A common way to implement low-level identifiers is to use structured names. These names are bit strings that usually have two parts. The first part identifies the component unit to which the file belongs; the second part identifies the particular file within the unit. Variants with more parts are possible. The invariant of structured names, however, is that individual parts of the name are unique at all times only within the context of the rest of the parts. We can obtain uniqueness at all times by taking care not to reuse a name that is still in use, by adding sufficiently more bits (this method is used in OpenAFS), or by using a timestamp as one part of the name (as was done in Apollo Domain). Another way to view this process is that we are taking a location-transparent system, such as Ibis, and adding another level of abstraction to produce a location-independent naming scheme.

17.9.2 Remote File Access

Next, let's consider a user who requests access to a remote file. The server storing the file has been located by the naming scheme, and now the actual data transfer must take place.

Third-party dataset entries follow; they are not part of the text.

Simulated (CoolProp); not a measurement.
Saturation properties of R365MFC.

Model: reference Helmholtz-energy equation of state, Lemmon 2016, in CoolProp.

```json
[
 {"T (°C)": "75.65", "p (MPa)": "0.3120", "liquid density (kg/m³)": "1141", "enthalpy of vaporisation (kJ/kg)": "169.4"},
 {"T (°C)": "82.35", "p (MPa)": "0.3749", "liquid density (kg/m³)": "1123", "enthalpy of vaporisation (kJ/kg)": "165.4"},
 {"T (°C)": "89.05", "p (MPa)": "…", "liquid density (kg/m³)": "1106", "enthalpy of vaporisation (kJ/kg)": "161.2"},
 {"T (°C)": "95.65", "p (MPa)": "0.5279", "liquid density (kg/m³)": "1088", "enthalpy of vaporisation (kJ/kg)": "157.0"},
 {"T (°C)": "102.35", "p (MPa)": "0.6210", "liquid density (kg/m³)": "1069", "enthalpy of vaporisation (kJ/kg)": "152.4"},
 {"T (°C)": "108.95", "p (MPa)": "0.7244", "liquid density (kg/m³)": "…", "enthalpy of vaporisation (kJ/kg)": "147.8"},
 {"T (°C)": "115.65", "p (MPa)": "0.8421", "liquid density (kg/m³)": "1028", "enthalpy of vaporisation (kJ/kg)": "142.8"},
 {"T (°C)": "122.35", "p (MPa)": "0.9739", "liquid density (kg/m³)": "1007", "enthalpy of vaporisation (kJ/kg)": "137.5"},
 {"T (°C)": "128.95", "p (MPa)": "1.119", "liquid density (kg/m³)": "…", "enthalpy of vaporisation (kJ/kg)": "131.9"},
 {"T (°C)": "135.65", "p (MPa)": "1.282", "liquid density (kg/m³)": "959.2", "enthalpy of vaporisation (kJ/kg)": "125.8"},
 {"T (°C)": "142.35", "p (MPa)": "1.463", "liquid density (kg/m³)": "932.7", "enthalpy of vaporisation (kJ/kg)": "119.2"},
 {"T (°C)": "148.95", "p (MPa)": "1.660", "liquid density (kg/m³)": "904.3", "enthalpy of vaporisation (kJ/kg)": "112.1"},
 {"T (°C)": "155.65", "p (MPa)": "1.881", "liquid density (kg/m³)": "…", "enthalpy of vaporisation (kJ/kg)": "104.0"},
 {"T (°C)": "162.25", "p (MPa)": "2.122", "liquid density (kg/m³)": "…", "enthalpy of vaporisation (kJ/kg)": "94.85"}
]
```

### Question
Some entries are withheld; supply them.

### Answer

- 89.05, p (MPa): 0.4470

One way to achieve this transfer is through a remote-service mechanism, whereby requests for accesses are delivered to the server, the server machine performs the accesses, and their results are forwarded back to the user. One of the most common ways of implementing remote service is the RPC paradigm, which we discussed in Chapter 3. A direct analogy exists between disk-access methods in conventional file systems and the remote-service method in a DFS: using the remote-service method is analogous to performing a disk access for each access request.

To ensure reasonable performance of a remote-service mechanism, we can use a form of caching. In conventional file systems, the rationale for caching is to reduce disk I/O (thereby increasing performance), whereas in DFSs, the goal is to reduce both network traffic and disk I/O. In the following discussion, we describe the implementation of caching in a DFS and contrast it with the basic remote-service paradigm.

17.9.2.1 Basic Caching Scheme

The concept of caching is simple. If the data needed to satisfy the access request are not already cached, then a copy of those data is brought from the server to the client system. Accesses are performed on the cached copy. The idea is to retain recently accessed disk blocks in the cache, so that repeated accesses to the same information can be handled locally, without additional network traffic. A replacement policy (for example, the least-recently-used algorithm) keeps the cache size bounded. No direct correspondence exists between accesses and traffic to the server. Files are still identified with one master copy residing at the server machine, but copies (or parts) of the file are scattered in different caches. When a cached copy is modified, the changes need to be reflected on the master copy to preserve the relevant consistency semantics. The problem of keeping the cached copies consistent with the master file is the cache-consistency problem, which we discuss in Section 17.9.2.4. DFS caching could just as easily be called network virtual memory. It acts similarly to demand-paged virtual memory, except that the backing store usually is a remote server rather than a local disk. NFS allows the swap space to be mounted remotely, so it actually can implement virtual memory over a network, though with a resulting performance penalty.

The granularity of the cached data in a DFS can vary from blocks of a file to an entire file. Usually, more data are cached than are needed to satisfy a single access, so that many accesses can be served by the cached data. This procedure is much like disk read-ahead (Section 12.6.2). OpenAFS caches files in large chunks (64 KB). The other systems discussed here support caching of individual blocks driven by client demand. Increasing the caching unit increases the hit ratio, but it also increases the miss penalty, because each miss requires more data to be transferred. It increases the potential for consistency problems as well. Selecting the unit of caching involves considering parameters such as the network transfer unit and the RPC protocol service unit (if an RPC protocol is used). The network transfer unit (for Ethernet, a packet) is about 1.5 KB, so larger units of cached data need to be disassembled for delivery and reassembled on reception.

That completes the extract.